(From left) Prof. Dr. Kuik Cheng-Chwee, Associate Professor of the Institute of Malaysian and International Studies (IKMAS), Universiti Kebangsaan Malaysia; Dr. Cecilia Ruthstrom-Ruin, Deputy Director-General, Head of Department for Asia and Oceania, Ministry of Foreign Affairs, Sweden; Dato’ Dr. Ooi Kee Beng, Executive Director of Penang Institute; Tan Sri Dr. Munir Majid, Chairman of CIMB ASEAN Research Institute (CARI) and President of the ASEAN Business Club; Tobias Glitterstam, Senior Vice President and Head of Asia and Oceania of Business Sweden; Ng Lip Yong, Honorary Advisor of Malaysia-China Chamber of Commerce; and H.E. Ambassador Dag Juhlin-Dannfelt, Ambassador of Sweden in Malaysia, at the ASEAN Roundtable Series entitled “How Does ASEAN Navigate the New Trade [Dis]order?”. The roundtable discussion was organised by CARI in partnership with the Embassy of Sweden in Malaysia on 1 April 2019.
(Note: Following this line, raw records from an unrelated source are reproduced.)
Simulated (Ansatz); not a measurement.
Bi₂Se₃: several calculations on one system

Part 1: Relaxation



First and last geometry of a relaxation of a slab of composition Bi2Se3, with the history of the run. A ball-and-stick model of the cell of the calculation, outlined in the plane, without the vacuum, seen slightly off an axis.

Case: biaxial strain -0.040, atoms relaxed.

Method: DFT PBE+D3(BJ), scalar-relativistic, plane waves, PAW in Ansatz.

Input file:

Experts attribute Southeast Asian countries’ ‘hedging behaviour’ to external uncertainties, while cautioning that the lack of cohesiveness among ASEAN member states may cost ASEAN’s centrality in the new trade order
Kuala Lumpur, 1 April 2019 – Experts speaking at the ASEAN Roundtable Series on the topic of “How does ASEAN navigate the new trade [dis]order?” organised by CIMB ASEAN Research Institute (CARI) traced the roots of hedging behaviour and identified lack of cohesiveness as some of the weaknesses that ASEAN has to overcome while navigating the new trade uncertainties.
Professor Kuik Cheng Chwee, Associate Professor of the Institute of Malaysian and International Studies (IKMAS) at the Universiti Kebangsaan Malaysia (UKM) said the growing US-China uncertainty has been the primary external factor shaping Southeast Asian security and economic environment in the Trump-Xi era, but the issue is not just about trade. It is also about the risks of power rivalries, the dangers of ASEAN marginalisation, and the politics of infrastructure development partnerships.
“All ASEAN countries navigate by deepening their hedging behaviour. The structural uncertainties are presenting both challenges and opportunities to all ASEAN countries, prompting the medium- and small-sized regional states to deepen their hedging behaviour, as evidenced in their ambiguous and contradictory approaches vis-a-vis the US’ FONOPs (freedom of navigation operations) in the South China Sea, China’s Belt and Road Initiative (BRI), and the Quad (the US, Japan, India and Australia) powers’ “Indo-Pacific” strategies,” said Professor Kuik.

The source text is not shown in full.